OppFi beats EPS estimates, misses revenue in record Q4
Fintech lender raises fiscal 2026 guidance on strong profitability and margin expansion
OppFi shares edged higher Wednesday after the fintech lender reported mixed quarterly results that included record profitability and raised guidance for fiscal 2026, underscoring the company's momentum in serving underserved consumers.
The Chicago-based company reported adjusted earnings per share of $0.30 for the fourth quarter of 2025, beating analyst expectations by $0.01, while revenue of $159.25 million missed the consensus estimate of $160.13 million, according to analyst data compiled by StreetInsider. The stock traded up roughly 1% following the announcement, reflecting investor enthusiasm for the company's profitability trajectory despite the revenue shortfall.
Despite the mixed top-line performance, OppFi delivered a record quarter with net income surging 175% year-over-year to $38.4 million and adjusted net income climbing 27% to $25.8 million. The company's net income margin expanded dramatically to 24.1% from 10.3% in the prior-year period, a signal of improving operational efficiency and credit performance in its near-prime lending business.
"We achieved record annual revenue, net income and adjusted net income in 2025, demonstrating the strength of our tech-enabled model and the resilience of our credit underwriting platform," OppFi stated in its earnings announcement. The company's full-year 2025 revenue reached $597.05 million, up 13.5% from the previous year, while net income jumped 74.4% to a record $146.2 million.
Looking ahead, OppFi raised its guidance for fiscal 2026, projecting revenue between $650 million and $675 million, representing 9% to 13% year-over-year growth. The company forecast adjusted earnings per share of $1.76 to $1.84, exceeding the analyst consensus of $1.74 and suggesting continued margin expansion in the year ahead.
The upbeat guidance comes as OppFi has been executing on its strategy to leverage artificial intelligence and machine learning to improve credit decisions and reduce risk in the near-prime lending market. The company's platform partners with banks to provide installment loans to consumers who often lack access to traditional credit sources, a segment it estimates includes more than 60 million Americans. The model enables rapid credit decisions with high auto-approval rates—reaching 79.1% in the third quarter of 2025—helping to drive operational efficiency.
Analysts maintain a cautiously optimistic view on OppFi, with a median price target of $16.00 across Wall Street ratings, implying significant upside from its current trading level around $9.20, according to market data. The consensus rating remains a "Hold," reflecting balanced views on the company's growth prospects against regulatory and economic risks.

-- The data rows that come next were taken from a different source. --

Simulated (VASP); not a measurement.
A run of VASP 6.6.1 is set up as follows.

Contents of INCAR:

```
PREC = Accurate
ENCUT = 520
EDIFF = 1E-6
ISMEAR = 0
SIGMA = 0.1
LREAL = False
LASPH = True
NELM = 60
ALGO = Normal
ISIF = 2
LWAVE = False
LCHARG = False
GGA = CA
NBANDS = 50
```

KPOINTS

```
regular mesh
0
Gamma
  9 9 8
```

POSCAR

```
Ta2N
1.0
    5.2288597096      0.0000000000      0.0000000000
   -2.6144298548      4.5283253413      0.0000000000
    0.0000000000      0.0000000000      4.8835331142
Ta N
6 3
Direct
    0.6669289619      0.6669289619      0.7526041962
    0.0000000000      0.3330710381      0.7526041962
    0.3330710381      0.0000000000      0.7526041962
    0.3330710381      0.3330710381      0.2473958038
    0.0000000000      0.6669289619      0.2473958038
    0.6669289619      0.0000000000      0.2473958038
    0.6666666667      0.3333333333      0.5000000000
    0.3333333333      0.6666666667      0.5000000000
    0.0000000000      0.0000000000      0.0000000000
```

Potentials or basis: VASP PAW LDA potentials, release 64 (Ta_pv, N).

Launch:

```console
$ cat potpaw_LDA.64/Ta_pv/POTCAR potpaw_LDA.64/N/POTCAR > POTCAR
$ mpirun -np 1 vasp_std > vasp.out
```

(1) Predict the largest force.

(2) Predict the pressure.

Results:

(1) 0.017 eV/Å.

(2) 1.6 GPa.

The near-prime lending sector faces increasing regulatory scrutiny in 2026, particularly around AI governance and consumer protection practices. Regulators are expanding oversight of fintech credit underwriting models, with heightened expectations around transparency, bias management and human oversight in automated lending decisions. OppFi has previously navigated regulatory challenges, including scrutiny over its "true lender" model, and the potential for increased supervision remains a key risk factor for investors.
Despite these headwinds, OppFi's strong profitability metrics and raised guidance suggest confidence in its ability to navigate a challenging environment. The company has demonstrated shareholder-friendly initiatives, including repurchasing over 1 million shares for $3.6 million in the past year and declaring a dividend of $0.12 per share, as noted in recent analyst commentary.
OppFi operates in a competitive landscape that includes OneMain Financial, Avant, and Upstart Holdings, all vying for market share in the digital lending space. The company's focus on underserved consumers and its technology-driven underwriting platform have helped it differentiate, though the business model remains sensitive to economic downturns that could increase credit losses.
The company's valuation reflects both its growth potential and inherent risks, with a forward price-to-earnings ratio of approximately 5.25 times and a trailing P/E of 130.4 times, according to market data. Institutional investors hold roughly 80.8% of shares, indicating significant professional ownership, while insiders control about 5.6% of the stock.
As OppFi moves through 2026, investors will be watching closely for signs that the company can maintain its momentum in profitability while managing credit quality and navigating an evolving regulatory landscape. The raised guidance suggests management confidence, but the mixed earnings reaction highlights the market's continued focus on execution in the competitive fintech lending sector.